Sunday, June 17, 2012

Who jumped first from the newspaper sinking ship?

Who jumped first from the newspaper sinking ship?, article.
Even after the Hearst Corp ditched its San Francisco Examiner for a $660 million deal to buy the San Francisco Chronicle in late 1999, more happy talk ensued. If anybody cited Warren Buffett’s 1991 warning that newspapers had lost their special “franchise” value and that he wouldn’t be buying any more of them soon, I missed it.

I'm no investor, I don't have the nerves for it, or the interest, really. But if I were, my motto would be "nobody ever got broke listening to Warren Buffet".
Investors are puzzling creatures. On the one hand, in the nineties you had all those people who thought that anything starting up with a fresh new dot-com was a goldmine*. And that gave us the dot-bomb. On the other hand, many people only smell the sharks when the ship is already three-quarters sunk, if then. Some things don't take a genius to predict. I remember saying to a friend in maybe 1996: "newspapers are going out. More and more, people will get their news on the web".
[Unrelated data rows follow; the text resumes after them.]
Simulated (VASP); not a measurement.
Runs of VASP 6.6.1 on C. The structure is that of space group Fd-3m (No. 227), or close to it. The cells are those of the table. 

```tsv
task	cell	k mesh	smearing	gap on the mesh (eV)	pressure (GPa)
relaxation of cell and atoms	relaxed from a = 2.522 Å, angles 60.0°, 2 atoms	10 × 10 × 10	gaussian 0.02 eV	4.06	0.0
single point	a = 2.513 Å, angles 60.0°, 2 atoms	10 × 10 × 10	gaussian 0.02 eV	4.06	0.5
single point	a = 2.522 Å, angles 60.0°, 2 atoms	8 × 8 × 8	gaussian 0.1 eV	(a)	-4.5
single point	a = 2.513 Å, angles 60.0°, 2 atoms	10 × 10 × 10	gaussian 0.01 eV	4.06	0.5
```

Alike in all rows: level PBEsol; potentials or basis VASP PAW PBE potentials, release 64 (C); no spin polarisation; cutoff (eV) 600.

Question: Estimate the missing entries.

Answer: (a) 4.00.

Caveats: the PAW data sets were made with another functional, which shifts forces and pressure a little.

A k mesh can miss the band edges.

I guess it depends on your personal life. Me for instance, I never read newsletters in my adult life (as a kid I read those our family got), and I took to the web like a duck to water as soon as I could, mid-nineties. Other people are still to this day very comfortable with their daily, crinkly paper-paper, and only uses the web in areas where they're more or less forced. So the world looks very different from there.


*I remember a young, aggressive webtrepreneur telling me around the millennium that mentioning that he had a dot-com got him girls like he was a rock star.